High Profile Homeless Shelter Deals With Gang Violence Headaches

By Jeff Neumeyer

October 3, 2013 Updated Oct 3, 2013 at 5:30 PM EDT

FORT WAYNE, Ind. (21Alive) --- Fort Wayne Rescue Mission officials are beefing up security in the face of reported gang violence targeting the organization.

According to the director of the mission, a couple of people have gotten hurt already.

It's a story that leaves you wondering if there is anyplace where violence is off limits.

Is the mission a safe haven for the homeless, or a new magnet for gang problems?

The CEO of the agency on Superior Street downtown says in the past six months, members of a gang have threatened the facility's staff, and physically attacked a mission resident in a nearby city park.

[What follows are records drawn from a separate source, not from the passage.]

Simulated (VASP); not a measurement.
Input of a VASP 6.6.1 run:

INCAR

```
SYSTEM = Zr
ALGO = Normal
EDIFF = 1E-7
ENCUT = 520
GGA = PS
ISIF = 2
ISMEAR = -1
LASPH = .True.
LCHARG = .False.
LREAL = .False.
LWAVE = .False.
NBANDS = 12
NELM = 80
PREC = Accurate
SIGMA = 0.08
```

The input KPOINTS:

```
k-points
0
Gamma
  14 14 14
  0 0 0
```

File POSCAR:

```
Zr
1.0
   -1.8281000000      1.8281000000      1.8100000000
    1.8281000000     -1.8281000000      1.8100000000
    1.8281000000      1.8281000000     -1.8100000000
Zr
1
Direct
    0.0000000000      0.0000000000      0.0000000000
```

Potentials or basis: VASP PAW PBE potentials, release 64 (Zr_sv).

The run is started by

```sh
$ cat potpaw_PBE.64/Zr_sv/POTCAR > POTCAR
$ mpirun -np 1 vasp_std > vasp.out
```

In addition, a 75-year old man riding his bicycle to work at the mission was recently attacked and beaten.

Reverend Donovan Coley says it’s because of his affiliation with the organization.

" We have been in conversation with the police department and what we're being told is that this is a part of a gang initiation," says Reverend Coley.

Butch Strong, a recovering alcoholic and drug addict, is appalled that he and his colleagues living in the mission are now targets of violence.

" The guys that come down here are downtrodden and broken, and they come down here for a meal and to get a little bit of help. They're just easy prey for these people," Strong said.

Because of the violence problems, leaders of the Rescue Mission are working on security system improvements to boost safety for residents, staff and volunteers.

The mission's Board of Trustees has authorized purchase of new security cameras, lighting and alarm systems.

In addition, three new staff members have been hired.

A zero tolerance policy is also now in effect, giving gang members the cold shoulder.

" The moment there are threats or intimidation, we are asking you to leave the facilities. If you're coming in with any kind of a gang looking apparel, we're going to ask you to leave as well," Reverend Coley said.

It might seem obvious that the mission would tell folks tied to gangs that they couldn’t stay on the premises.

But keep in mind, the mission is generally committed to welcoming one and all.

That approach can’t be followed, Coley maintains, when violence issues are involved.

Reverend Coley says a fund raising effort will be launched to pay for the new security system features.

He says Brotherhood Mutual Insurance Company in Fort Wayne is willing to match donations up to a set amount, to help with equipment enhancements.